Resumen de Device and strategy for surface energy measurement
In this Ph.D. Thesis, we have developed a new measurement method to measure the contact angle and the surface energy in hydrophobic samples with a device based on confocal technology. This new measurement method incorporates the correction of the effect of the roughness of the surface in the contact angle measurement.
The developed measurement method includes the measurement with the confocal device of the Developed Interfacial Area Ratio (Sdr) of the surface under study as well as several parameters of a liquid drop placed on the surface, such as the height and the apparent diameter of the drop. On the other hand, the developed measurement method also includes three mathematical models to calculate the contact angle from a combination of the height (h) and the apparent diameter (L) of the drop measured by the confocal device, and the volume of the dispensed drop (V) indicated by the liquid dispenser. We have verified the validity of each mathematical model by evaluating the introduced error in the calculation of the contact angle.
A validation study has also been performed by comparing the calculated contact angles by means of the developed mathematical model that uses exclusively the height and the apparent width of the drop measured with the confocal device with the contact angles measured by a current commercial contact angle meter applying the height-width fitting method. This allowed us to verify the developed measurement method to calculate contact angles on different hydrophobic samples.
Furthermore, we have corrected the effect of the surface roughness of a subset of hydrophobic samples on the calculated contact angles according to Wenzel’s model. Our method uses the Sdr parameter measured with the confocal device to calculate the roughness ratio factor required to correct the calculated contact angle with the effect of the roughness.

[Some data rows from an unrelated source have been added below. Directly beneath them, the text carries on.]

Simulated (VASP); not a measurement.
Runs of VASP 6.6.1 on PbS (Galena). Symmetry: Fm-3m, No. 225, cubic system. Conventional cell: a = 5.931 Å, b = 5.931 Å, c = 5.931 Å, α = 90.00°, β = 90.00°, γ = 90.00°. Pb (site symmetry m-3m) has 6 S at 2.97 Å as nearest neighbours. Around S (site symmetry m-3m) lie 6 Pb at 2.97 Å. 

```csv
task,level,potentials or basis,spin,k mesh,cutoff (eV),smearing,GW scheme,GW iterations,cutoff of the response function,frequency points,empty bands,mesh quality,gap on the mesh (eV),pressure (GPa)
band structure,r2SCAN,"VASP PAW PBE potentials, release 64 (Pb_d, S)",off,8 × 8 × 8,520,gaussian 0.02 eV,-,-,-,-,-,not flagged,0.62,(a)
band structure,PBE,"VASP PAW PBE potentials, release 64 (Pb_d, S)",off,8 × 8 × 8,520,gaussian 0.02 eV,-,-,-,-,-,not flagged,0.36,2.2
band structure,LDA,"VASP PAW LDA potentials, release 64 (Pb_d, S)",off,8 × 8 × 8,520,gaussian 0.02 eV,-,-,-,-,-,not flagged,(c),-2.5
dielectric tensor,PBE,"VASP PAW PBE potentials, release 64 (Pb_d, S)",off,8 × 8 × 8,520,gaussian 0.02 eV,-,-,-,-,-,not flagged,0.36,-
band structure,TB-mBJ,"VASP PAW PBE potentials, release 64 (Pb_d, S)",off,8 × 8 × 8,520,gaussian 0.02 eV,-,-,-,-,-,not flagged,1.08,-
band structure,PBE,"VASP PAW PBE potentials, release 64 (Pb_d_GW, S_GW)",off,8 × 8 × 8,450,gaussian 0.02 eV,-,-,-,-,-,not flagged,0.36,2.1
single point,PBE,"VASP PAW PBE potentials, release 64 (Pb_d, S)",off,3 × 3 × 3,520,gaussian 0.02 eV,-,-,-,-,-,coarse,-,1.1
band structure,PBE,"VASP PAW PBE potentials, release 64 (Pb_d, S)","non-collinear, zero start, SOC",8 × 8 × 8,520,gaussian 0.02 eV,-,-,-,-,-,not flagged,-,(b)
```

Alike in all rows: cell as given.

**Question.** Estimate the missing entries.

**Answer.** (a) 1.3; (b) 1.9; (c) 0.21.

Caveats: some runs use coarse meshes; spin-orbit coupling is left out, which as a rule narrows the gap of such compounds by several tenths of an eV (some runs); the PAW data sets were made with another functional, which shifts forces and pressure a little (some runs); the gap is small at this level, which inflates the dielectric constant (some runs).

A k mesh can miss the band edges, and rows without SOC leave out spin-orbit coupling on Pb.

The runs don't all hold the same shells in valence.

Finally, by doing the measurement with water and diiodomethane, we have evaluated the total surface energy as well as its dispersive and polar components according to OWRK’s method from the previously corrected contact angles, obtaining accurate surface energy values.
Therefore, we can conclude that the work reported in this Ph.D. Thesis has been able to demonstrate the validity of the developed measurement methodology for evaluating the contact angle and the surface energy on hydrophobic samples with a confocal device. The advantage of this new technique is that it allows to take into account and correct the effect of the roughness in the evaluation of the surface energy, using a single device.